Report on Recent Developments in Collaborative Edge Inference and Federated Learning

General Direction of the Field

The recent advancements in the fields of collaborative edge inference and federated learning (FL) are significantly shaping the landscape of distributed machine learning, particularly in resource-constrained environments such as mobile devices, edge computing, and the Internet of Things (IoT). The primary focus of these developments is on optimizing the distribution of computational tasks across multiple nodes, thereby enhancing efficiency, reducing latency, and minimizing communication overhead.

Key Innovations and Trends:

1. Dynamic Resource Allocation and Path Learning:

   • A notable trend is the shift from static to dynamic resource allocation strategies. Researchers are now exploring methods to learn optimal network paths and DNN (Deep Neural Network) partitions in real-time, considering unknown network parameters and potential security threats. This dynamic approach allows for more adaptive and efficient task distribution, which is crucial for improving the performance of collaborative edge inference systems.

2. Heterogeneity Management in Federated Learning:

   • Addressing the heterogeneity in both statistical and system aspects has become a central theme in FL. Novel frameworks are being developed to cluster devices based on their capabilities and data characteristics, thereby optimizing model training and reducing communication bottlenecks. These frameworks aim to balance the trade-off between training efficiency and model accuracy, especially in environments with diverse data distributions and varying computational resources.

3. Hybrid Learning Approaches:

   • The integration of horizontal and vertical federated learning is gaining traction. These hybrid approaches leverage the strengths of both paradigms—horizontal for data parallelism and vertical for feature parallelism—to enhance the overall learning process. This hybridization is particularly beneficial in scenarios where data samples and features vary across devices, offering a more comprehensive solution to the challenges of non-IID (non-independent and identically distributed) data.

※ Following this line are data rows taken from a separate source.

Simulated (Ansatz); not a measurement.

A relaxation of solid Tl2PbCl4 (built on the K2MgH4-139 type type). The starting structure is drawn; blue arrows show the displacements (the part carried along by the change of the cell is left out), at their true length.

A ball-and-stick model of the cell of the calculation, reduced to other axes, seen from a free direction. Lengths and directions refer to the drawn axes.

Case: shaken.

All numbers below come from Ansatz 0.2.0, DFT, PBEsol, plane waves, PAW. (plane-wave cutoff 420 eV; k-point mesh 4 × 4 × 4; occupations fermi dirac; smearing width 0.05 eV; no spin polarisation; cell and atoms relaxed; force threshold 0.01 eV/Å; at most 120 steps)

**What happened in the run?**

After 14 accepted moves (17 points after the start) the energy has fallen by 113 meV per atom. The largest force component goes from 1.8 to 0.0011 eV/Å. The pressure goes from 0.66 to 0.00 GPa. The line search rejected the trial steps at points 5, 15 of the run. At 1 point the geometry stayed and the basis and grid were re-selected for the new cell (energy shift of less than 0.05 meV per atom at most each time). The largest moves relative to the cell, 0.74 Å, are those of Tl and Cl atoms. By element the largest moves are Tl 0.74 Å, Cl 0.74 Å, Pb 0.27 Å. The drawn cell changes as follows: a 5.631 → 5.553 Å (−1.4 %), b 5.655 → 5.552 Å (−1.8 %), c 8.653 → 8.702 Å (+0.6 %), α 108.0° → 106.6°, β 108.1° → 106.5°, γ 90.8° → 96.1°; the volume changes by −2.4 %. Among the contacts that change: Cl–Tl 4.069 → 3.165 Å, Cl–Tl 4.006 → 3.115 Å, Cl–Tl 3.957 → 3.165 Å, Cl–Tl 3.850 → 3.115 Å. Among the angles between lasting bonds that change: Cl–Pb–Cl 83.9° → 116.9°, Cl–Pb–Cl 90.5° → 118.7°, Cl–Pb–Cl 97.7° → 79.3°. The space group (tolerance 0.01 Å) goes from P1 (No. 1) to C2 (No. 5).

4. Early Exit Strategies for Distributed Inference:

   • Early exit strategies are being employed to optimize the inference process in distributed DNNs. By dynamically determining the complexity of samples and offloading them to the appropriate layer of the DNN, these strategies reduce inference latency and computational costs. This approach is particularly effective in natural language processing (NLP) tasks, where the complexity of samples can vary significantly.

5. Scalable Second-Order Federated Learning:

   • Second-order FL algorithms, which leverage curvature information for faster convergence, are being refined to address the scalability issues associated with large-scale models. Innovations in sparse Hessian estimation and over-the-air aggregation are making these algorithms more feasible for practical deployment, offering significant reductions in communication and energy costs.

6. Joint Resource Allocation Strategies:

   • A comprehensive review of joint resource allocation strategies in federated edge learning highlights the importance of optimizing multiple resources simultaneously. These strategies aim to enhance system efficiency, reduce latency, and improve resource utilization, while also contributing to privacy preservation by minimizing communication requirements.

Noteworthy Papers

• Learning the Optimal Path and DNN Partition for Collaborative Edge Inference: Introduces a novel bandit algorithm, B-EXPUCB, which demonstrates superior performance in dynamic path and DNN layer assignment, addressing unknown network parameters and security threats.

• ParallelSFL: A Novel Split Federated Learning Framework Tackling Heterogeneity Issues: Proposes an effective clustering strategy to optimize model training efficiency and accuracy in heterogeneous edge systems, significantly reducing traffic consumption and speeding up model training.

• Distributed Inference on Mobile Edge and Cloud: An Early Exit based Clustering Approach: Develops a method that significantly reduces inference cost while maintaining minimal accuracy drop, leveraging early exit strategies in distributed DNNs for NLP tasks.

These papers represent significant advancements in their respective areas, offering innovative solutions to the challenges of collaborative edge inference and federated learning in resource-constrained environments.